Fifth Sunday of Easter
Acts 6: 1-7; 1 Peter 2: 4-9; John 14: 1-12

“About this time, when the number of disciples was increasing, the Hellenists made complaint against the Hebrews: in the daily distribution their own widows were being overlooked.”

What seemed to have been a minor domestic detail in the rapid expansion of the early church in Jerusalem, the neglected welfare of Hellenists coming from beyond the Jewish faith, was a timely warning that the tendency to disintegrate into factions would be manifested in every generation of the Church.

Sinful humanity clings to the familiar securities of origin and culture, frequently overlooking the needs that lie beyond its narrow circle. Thus starving widows, outsiders to Judaism, were overlooked at the daily distribution of food in that early Jerusalem Church.

It is a timely reminder that in the present world crisis, those who are likely to suffer the most, the poorest from the most underdeveloped nations, must not be neglected by the more advanced. It was such as these that Jesus identified as his brothers and sisters.

John’s Gospel takes us to an invitation that reaches beyond the divisions and factions that so easily divide. It was a reassurance spoken by Jesus on the night before he was to suffer and die, thereby embracing the sufferings of every generation.

“Do not let your hearts be troubled.  Trust in God still, and trust in me.  There are many rooms in my Father’s house.  I am now going to prepare a place for you, so that where I am, you may be too.”

Let us never forget that we are united in an almost primeval need to belong, to be safe and to be loved. Here the Lord comes to meet us. This is the room that he has prepared with his Father, the room that he has opened to us in the power of his resurrection. It reaches beyond every fear, every division.
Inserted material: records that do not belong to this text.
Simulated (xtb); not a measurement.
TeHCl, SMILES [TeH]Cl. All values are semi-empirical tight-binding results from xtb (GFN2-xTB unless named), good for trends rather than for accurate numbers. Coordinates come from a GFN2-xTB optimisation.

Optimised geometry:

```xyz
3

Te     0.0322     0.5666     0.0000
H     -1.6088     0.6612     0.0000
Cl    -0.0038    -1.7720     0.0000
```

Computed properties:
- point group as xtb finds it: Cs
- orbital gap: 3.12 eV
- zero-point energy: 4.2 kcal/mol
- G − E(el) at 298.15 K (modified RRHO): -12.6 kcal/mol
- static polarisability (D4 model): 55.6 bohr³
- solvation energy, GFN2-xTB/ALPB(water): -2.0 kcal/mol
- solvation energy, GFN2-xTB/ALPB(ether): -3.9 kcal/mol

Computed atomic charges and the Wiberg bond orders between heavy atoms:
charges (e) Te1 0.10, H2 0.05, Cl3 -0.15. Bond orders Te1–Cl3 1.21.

It is to this room, in the words of St Peter, that the Lord has called us out of darkness into his own wonderful light, uniting all as a chosen race, a royal priesthood, a consecrated nation set apart to sing the praises of God.

Like Thomas, who claimed not to know where Jesus was leading, we are currently overwhelmed by the fears that we have for ourselves and those we love. Our anxieties are rooted in a fear that can see no way out.  To us, as to Thomas, Jesus gives a reassurance that reaches beyond fear.

“I am the Way, the truth and the life.  If you know me, you know my Father.”

Let us live daily in Christ, our way, our truth and our life.